W. E. Berry Ltd

W. E. Berry Ltd was a significant producer and printer of film posters based in Bradford, England. The company was set up in 1888 at 13 Currer Street, Bradford, by William Berry. Berry's son William Edward Berry (W. E. Berry) took over in the early 1900s. After a split from his father's business partner, William Edward Berry set up his own business as W. E. Berry Ltd.

During the 1920s, W. E. Berry was introduced to Fred Martin at Paramount and the pair started a business relationship that cemented W. E. Berry's position as one of the leading producers and distributors of film posters.

Notable litho posters from the company's early period of production were for railway companies and for Bertram Mills Circus. Once the landscape "quad" was established as the standard British size for film posters, W. E. Berry was one of a handful of printers with sizeable market power in this business. The company printed most of Rank's overseas posters and had major contracts for Disney and Colombia.

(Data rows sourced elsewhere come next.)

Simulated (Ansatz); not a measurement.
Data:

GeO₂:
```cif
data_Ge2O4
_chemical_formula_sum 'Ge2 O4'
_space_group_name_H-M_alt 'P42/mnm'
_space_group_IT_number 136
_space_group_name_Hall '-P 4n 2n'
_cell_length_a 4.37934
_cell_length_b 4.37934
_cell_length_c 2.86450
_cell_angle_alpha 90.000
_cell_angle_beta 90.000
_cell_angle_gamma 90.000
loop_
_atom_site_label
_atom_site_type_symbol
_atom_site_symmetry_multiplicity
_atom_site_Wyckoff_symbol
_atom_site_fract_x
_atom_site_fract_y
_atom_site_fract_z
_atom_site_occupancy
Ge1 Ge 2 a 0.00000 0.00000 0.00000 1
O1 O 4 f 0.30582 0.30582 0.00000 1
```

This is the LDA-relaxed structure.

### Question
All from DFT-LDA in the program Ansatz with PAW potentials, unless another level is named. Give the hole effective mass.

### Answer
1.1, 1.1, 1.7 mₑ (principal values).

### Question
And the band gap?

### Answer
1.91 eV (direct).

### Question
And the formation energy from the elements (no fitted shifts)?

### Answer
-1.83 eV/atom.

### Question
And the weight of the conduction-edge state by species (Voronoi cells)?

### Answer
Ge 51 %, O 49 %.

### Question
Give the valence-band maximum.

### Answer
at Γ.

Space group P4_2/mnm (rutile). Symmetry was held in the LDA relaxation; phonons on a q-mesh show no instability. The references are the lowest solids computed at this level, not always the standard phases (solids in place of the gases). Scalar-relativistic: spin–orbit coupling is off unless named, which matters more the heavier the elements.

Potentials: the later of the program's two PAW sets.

Some of the films W. E. Berry Ltd produced posters for included The Ten Commandments (1923), Wild Beauty (1946), Oliver Twist (1948), It's Not Cricket (1949), Carry on up the Khyber (1968), The Way of the Dragon (1972), Star Wars (1977), and Flash Gordon (1980).

By the late 1990s, W. E. Berry Ltd was a flourishing business employing around 140 people. However, financial losses in 2000 and 2003 put the company under substantial strain and the company went into administration and ultimately closed in 2004.